A FARMER has slammed magistrates for issuing fines of just £30 to the owners of two dogs that attacked one of his pedigree cows near Crantock.
Roger Rundle had to fork out £80 on vets' bills alone after one of the pets tore open the animal's lip while the other clamped its teeth onto her udder.
The South Devon cow was worth between £2,000 and £3,000, he said, but would now only fetch "slaughter value" of around £1,000 as she now only has three working teats.
Mr Rundle, 63, said he had just come back from a holiday in Venice to be told the outcome of the hearing at Bodmin Magistrates' Court earlier this month.
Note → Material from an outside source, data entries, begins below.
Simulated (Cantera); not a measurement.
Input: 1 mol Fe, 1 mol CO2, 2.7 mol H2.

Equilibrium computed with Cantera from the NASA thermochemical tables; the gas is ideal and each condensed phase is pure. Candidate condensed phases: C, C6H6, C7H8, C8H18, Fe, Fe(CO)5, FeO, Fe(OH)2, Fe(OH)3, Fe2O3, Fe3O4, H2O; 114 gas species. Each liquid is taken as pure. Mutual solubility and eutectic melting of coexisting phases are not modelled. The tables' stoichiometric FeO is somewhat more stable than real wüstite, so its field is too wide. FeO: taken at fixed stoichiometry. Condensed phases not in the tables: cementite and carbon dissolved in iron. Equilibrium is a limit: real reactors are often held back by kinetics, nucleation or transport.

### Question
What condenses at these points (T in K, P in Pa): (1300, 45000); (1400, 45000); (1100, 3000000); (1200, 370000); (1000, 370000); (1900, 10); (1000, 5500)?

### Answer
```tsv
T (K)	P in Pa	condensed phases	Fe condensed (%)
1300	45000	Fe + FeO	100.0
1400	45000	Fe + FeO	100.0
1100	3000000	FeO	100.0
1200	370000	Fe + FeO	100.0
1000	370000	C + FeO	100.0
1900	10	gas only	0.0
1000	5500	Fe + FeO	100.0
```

Katherine Stott, 59, of Trenance Caravan Park, and her daughter Kayleigh, 27, of Pendragon Crescent, admitted owning dogs that were dangerous and not kept under proper control. Both were ordered to pay £30.
Mr Rundle said: "It's not even as much as a parking fine. It makes an absolute mockery of the system and I'm absolutely disgusted. What a waste of public money. They haven't even been told to keep the dogs muzzled from what I hear, just to keep them on a lead. It's not sending out the right signals to give a slap on the wrist like this."
The Cornish Guardian reported on June 8 that Mr Rundle had vowed to shoot dogs that attacked livestock on his land at Kestle Mill Farm, or on fields he rents above the Gannel.
"What if it had been a child?" he said. "A bullet in the head is the best thing for them. We've got a problem with these dogs and it's still continuing."
Katherine Stott told this paper in June that she was a responsible dog-owner and agreed with the law that states farmers are legally permitted to shoot any animal that threatens livestock on their land.
She said she had been walking along the Gannel on her way to meet her daughter, her daughter's boyfriend, and six of her eight grandchildren for a picnic.
She was throwing a Frisbee for Hooch, a mastiff/bull terrier cross, who ran towards the bank below a field of four cows. Her daughter's boyfriend then ran after him, followed by his dog Marley, who thought it was a "game", she said. The dogs then chased one cow back down onto the beach.
"You couldn't have predicted it," she said. "We were going under the cow, trying to pull the dog away. My hand was trampled and the cow then fell onto my daughter. I honestly thought she was going to be killed. It was very frightening."